Pocket sundials

Pocket sundials

We set out this morning (7/30/13) to explore the Black Forest region. Our goal was not necessarily just the end destination, but also to enjoy the beauty along the way. Our first stop was the Deutsches Uhrenmuseum (Clock Museum). This was another Rick Steves recommendation, but mom thought she remembered it as well. Turns out, it was a different location. But, we paid the 2 Euros parking and went in, after paying 5 Euros for mom and 4 Euros for me–she gave me the student rate, since I am still a student.
Outdoor Museum

Outdoor Museum

This museum gives a thorough view of clock making and the way that clocks have changed through the generations. Some of my favorite exhibits were the musical clocks and the pocket sundials. It also had an alarm clock candle, which I thought was hilarious as well. The museum was interesting, but not as “must see” as Rick Steves made it out to be.
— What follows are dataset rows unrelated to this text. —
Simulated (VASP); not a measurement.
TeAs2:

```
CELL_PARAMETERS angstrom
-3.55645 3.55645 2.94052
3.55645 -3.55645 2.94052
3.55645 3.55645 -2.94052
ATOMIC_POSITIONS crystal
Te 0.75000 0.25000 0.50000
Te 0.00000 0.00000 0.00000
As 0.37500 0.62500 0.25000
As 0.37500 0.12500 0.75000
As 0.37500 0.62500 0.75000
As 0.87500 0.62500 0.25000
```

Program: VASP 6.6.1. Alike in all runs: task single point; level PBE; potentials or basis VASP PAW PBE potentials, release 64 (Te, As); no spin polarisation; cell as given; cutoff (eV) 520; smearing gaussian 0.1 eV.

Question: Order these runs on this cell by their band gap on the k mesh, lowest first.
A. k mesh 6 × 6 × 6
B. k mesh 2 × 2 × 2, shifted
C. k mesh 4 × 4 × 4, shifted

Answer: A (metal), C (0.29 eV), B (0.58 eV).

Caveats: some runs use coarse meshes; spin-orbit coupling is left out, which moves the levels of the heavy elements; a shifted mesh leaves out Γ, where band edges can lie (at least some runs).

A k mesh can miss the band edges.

From there, we headed to the Vogtsbauernhof–the Black Forest Open Air Museum. This is a historic village which offers houses from many different time periods from the 1600’s up until present day. It reminds me a lot of Conner Prairie near Indianapolis. Outside of each house is a triangular display that can be switched between German, English, and French, in order that most tourists can understand the different areas. Like most historic villages, it offers something for everyone: Animals to pet, herb gardens, minerals, woodworking, and a giant play place for children. It was a lovely and relaxing place to learn and well worth the 8 Euro admission fee (plus 1.50 parking).

Clock of the year

Clock of the year

After Vogtsbauernhof, we headed home by way of the House of 1000 clocks, where I purchased my own black forest clock (though small and battery run was about the top of my budget.) Here, you can find clocks from the small 20 Euro range up to the 1000 Euro range. The “Clock of the Year” cost 809.90 Euros. Definitely beautiful to see, though, even if you can’t take one home. We also stopped by another little wood working store which offered many hand carved wooden items as well.

Finally, we headed to the Triberg Falls. This beautiful waterfall is one of Germany’s largest, with a 163 meter descent (it’s not a straight drop, so they count how many meters it goes down.) Because we arrived after 6:00, entry was free (saving us 3.50 Euros each.) We chose to go to the middle of the Falls, though visitors may approach from the top, middle, or bottom. We didn’t want to have to walk too far up or down.

Triberg Falls

Triberg Falls

This is truly an amazing waterfall, though the yellowish water marred the appearance somewhat, I think. Finally, it was time to head home to enjoy our Black Forest cake, which looked amazing, but is nothing to write home about (in my opinion.) Definitely a good day with many beautiful sights.